The backdrop is the Kargil war, the locations plentiful (Srinagar, Belgrade, Leh, Ladakh, sets standing in for Kashmir) and the movements cross-border. But Kaatru Veliyidai actually plays out inside a snow globe in which a man and a woman reach out to each other, move away and come close again, not because they want to, but because they have nowhere else to go.
Ratnam’s Tamil-language film (the title, loosely translated, refers to a wind-blown expanse) travels beyond his comfort zone Chennai to the wintry expanses of Kashmir. In Srinagar, Indian Air Force squadron leader Varun (Karthi) wakes up after a gruesome accident and records the presence of Leela in his mind’s eye. Since Ratnam is a firm believer in love at first sight, the fates of these two individuals are soldered together thereon, and no power in the world can uncouple them¸ including narrative logic.

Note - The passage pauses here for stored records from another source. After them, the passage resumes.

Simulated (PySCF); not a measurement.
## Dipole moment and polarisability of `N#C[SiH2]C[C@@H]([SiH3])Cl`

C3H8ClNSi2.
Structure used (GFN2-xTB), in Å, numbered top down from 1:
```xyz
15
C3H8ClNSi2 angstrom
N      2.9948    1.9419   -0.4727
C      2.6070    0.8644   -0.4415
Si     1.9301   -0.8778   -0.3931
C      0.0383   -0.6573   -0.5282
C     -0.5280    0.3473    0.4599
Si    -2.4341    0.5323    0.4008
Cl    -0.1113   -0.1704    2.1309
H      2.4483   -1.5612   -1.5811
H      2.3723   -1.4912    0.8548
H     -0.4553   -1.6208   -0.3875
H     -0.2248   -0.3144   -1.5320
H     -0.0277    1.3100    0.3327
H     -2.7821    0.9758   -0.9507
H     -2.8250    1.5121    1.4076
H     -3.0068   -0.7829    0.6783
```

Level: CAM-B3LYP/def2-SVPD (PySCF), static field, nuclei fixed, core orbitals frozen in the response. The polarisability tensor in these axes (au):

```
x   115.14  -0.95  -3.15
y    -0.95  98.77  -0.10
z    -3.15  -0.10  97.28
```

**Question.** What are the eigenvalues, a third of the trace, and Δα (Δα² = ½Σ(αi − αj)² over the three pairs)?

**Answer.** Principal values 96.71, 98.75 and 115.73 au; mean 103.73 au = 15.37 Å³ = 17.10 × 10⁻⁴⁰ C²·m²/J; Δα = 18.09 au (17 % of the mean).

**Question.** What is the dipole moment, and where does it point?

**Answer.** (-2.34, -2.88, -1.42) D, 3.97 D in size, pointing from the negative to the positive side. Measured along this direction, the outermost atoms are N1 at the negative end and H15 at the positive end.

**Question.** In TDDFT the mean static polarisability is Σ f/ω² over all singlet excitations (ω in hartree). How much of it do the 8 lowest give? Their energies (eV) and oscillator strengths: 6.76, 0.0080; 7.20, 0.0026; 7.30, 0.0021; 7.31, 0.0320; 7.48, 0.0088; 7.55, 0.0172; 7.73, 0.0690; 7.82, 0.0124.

A civilian doctor with her own military connections, Leela (Aditi Rao Hydari) is equally smitten by Varun. Their romance proceeds at the taxpayer’s expense – both these government officials have all the time in the world to canoodle – and Leela refuses to step back when it becomes clear that Varun is arrogant, egoistic, emotionally repressed, and potentially abusive. Leela gets her fair share of warnings – in a chilling scene that is superbly orchestrated, Varun humiliates her in front of his buddies. Yet, she returns the next day, and the next.
Fortunately for this troubled couple, the movie is set in 1999 and India is on the verge of a war with Pakistan. Varun’s capture by Pakistani forces whisks him away from Leela and throws him the lifeline of redemption.
The story unfolds as dreamy flashback , marked by the unattainable beauty that is the hallmark of every Mani Ratnam production. The movie has been fabulously lensed by Ravi S Varman. Rather than handheld shooting that is chopped into nano-second frames on the editing table, we have here a classical, stately approach with rich yet subtle colour tones and textures that flood the eye with one gorgeous image after another.
The visual distraction is welcome in the absence of psychological shading. Ratnam’s cinema has been justifiably accused of being all surface and no inner life. In Kaatru Veliyidai, he rehashes themes and moments from his previous films, but he also takes a bash at understanding the gender wars. Leela is the archetypal Mani Ratnam heroine – a spectral vision of perfection and the epitome of decorum. For a change, her submissiveness has a purpose. When she experiences her first airplane ride, she wants to scream out in joy. She takes cares to ask Varun’s permission first, and he nods in approval. Leela lets her throat muscles rip, but only after a suitable pause.
The forever tremulous Leela’s remonstrations are as gentle and light as her voice and her skin tone (she doesn’t even have the misfortune of possessing under-eye bags like mortals), but she does try to challenge Varun’s aggression and his warmongering tendencies. Varun’s family is supposedly dysfunctional, but since Ratnam packs the insight into a single scene, and it follows a rousing song, the source of Varun’s neurosis remains an enigma.
Rao Hydari’s swooning body language and dancerly gait are well suited to her character, and she fares better than Karthi, whose acting range is too limited to suggest a volcano beneath the smooth skin. Karthi’s trademark eyeball rolling and smug expression are not enough to give a measure of Varun’s complexity. The character is underwritten, and the actor who plays him unsuited to even the halfhearted demands of the script.
Several other minor characters poke their heads into the snow globe from time to time. Among the ones that make an impression are RJ Balaji as Varun’s friend and Rukmini Vijaykumar as Leela’s confidante. Delhi Ganesh and KPAC Lalitha have redundant walk-on parts, and Vipin Sharma suffers the brutal reality of an edit oriented in the direction of the leads. He has just about two scenes.
Twenty five films later, is it gratifying or stultifying to learn that Mani Ratnam still believes in the power of love to melt opposition, repair age-old schisms and fundamentally alter an individual’s personality? If there is anything to distinguish Kaatru Veliyidai from Ratnam’s previous romances, it is the suggestion that the affair has a sadomasochistic quality. Despite an obvious lack of frisson or a purpose to be together, Varun and Leela are actually made for each other. Invisible whips and torture racks are nestled in the spellbinding vistas and coded into the faux poetic pronouncements of mutual ardour – Fifty Shades of Grey, without the pain or accompanying pleasure.